What happened
Doyu International (DOYU -3.75%) shareholders beat the market in early trading on Thursday, with shares rising 16% by 11 a.m. The S&P 500 was up roughly 1.5% in that time.
Shares surged on news that the Chinese video game streaming platform may be exiting the public markets.
So what
Tencent Holdings (TCEHY -0.94%), which owns roughly 37% of DoYu's stock, is planning to take the company private in a deal sometime this year, according to Reuters. The video game giant would presumably pay a premium to the price that the tech stock was trading at before the buyout news became public. That factor is the main reason driving up shares of DoYu, which focuses on streaming video game content in China.
Now what
There's no indication yet about the exact timing of the deal or the price that Tencent will agree to pay to take DoYu private. Any proposed deal would likely face a few regulatory hurdles, too. DoYu's attempt to merge with a peer streaming network was blocked by Chinese regulators in late 2020, after all.

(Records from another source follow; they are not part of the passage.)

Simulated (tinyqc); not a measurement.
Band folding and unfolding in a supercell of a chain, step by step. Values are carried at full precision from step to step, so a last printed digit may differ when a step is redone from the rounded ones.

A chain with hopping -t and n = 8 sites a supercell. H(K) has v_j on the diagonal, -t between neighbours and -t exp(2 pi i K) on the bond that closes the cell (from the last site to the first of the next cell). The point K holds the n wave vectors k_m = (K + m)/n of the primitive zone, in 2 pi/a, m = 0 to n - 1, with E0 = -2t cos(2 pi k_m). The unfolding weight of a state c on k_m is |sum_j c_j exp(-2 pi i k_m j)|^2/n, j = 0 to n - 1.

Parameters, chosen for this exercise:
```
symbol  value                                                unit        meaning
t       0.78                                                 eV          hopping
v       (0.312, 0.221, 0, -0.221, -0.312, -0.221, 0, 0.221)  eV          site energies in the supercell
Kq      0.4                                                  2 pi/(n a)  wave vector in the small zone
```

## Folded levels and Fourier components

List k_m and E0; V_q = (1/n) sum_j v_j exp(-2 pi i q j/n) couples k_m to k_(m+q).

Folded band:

Those factors imply that Thursday's stock price rally might easily reverse itself as more details emerge of DoYu's plans to go private. That's why it makes more sense for investors to focus on the company's growth fundamentals when considering whether to buy the stock.
Revenue fell in the most recent quarter, for example, and the company is still unprofitable. DoYu hasn't yet found a clear path toward sustainably improving those core metrics, and so stock returns might remain meager. Look for a key operating update from DoYu in its Q4 announcement sometime around mid-March.